Variability in Blazars: Clues from PKS 2155-304

TL;DR

The paper investigates rapid variability in the blazar PKS 2155-304, comparing two models of jet substructure, and finds the turbulence model better explains observations, requiring a high Lorentz factor to avoid pair production issues.

Contribution

It introduces and compares two models of jet sub-regions, demonstrating the turbulence model's superiority in explaining rapid variability in blazar emissions.

Findings

Turbulence model better fits the observed variability data.

Both models require a Lorentz factor > 25 to prevent pair catastrophe.
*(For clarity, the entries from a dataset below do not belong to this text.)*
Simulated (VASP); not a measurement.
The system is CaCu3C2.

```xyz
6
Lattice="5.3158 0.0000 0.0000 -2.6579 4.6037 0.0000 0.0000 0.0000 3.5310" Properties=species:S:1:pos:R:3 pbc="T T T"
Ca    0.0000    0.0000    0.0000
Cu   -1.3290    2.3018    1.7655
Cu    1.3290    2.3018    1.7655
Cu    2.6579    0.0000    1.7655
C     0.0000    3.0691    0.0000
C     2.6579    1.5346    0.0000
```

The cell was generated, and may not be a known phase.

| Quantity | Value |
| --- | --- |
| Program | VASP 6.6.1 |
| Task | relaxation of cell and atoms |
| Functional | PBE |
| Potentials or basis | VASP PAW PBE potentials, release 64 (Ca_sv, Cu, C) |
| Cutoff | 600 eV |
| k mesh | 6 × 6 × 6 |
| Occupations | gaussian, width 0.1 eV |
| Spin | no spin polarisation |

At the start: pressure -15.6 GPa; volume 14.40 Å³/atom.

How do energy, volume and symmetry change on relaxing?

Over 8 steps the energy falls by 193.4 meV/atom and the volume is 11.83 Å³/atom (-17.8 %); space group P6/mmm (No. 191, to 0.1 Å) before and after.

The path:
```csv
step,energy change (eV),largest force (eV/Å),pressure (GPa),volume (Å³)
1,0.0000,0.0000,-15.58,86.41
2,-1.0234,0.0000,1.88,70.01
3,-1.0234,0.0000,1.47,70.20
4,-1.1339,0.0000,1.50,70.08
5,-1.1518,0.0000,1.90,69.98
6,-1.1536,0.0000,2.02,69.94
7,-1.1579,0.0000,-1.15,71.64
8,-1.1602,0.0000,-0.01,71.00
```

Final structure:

Magnetic reconnection-based subjets model struggles to explain observations.

Abstract

Rapid variability on a time scale much faster than the light-crossing time of the central supermassive black hole has been seen in TeV emission from the blazar PKS 2155-304. The most plausible explanation of this puzzling observation is that the radiating fluid in the relativistic jet is divided into a large number of sub-regions which move in random directions with relativistic speeds. We consider two versions of this "jets in a jet" model. In the first, the "subjets" model, stationary regions in the mean jet frame emit relativistic subjets that produce the observed radiation. The variability time scale is determined by the size of the sub-regions in the mean jet frame. This model, which is motivated by magnetic reconnection, has great difficulty explaining the observations in PKS 2155-304. In the alternate "turbulence" model, various sub-regions move relativistically in random directions and the variability time scale is determined by the size of these regions in their own comoving frames. This model fits the data much more comfortably. We consider collisions between TeV photons emitted from different sub-regions and find that, in both the subjets and turbulence models, the mean bulk Lorentz factor of the jet needs to be greater than 25 to avoid the pair catastrophe.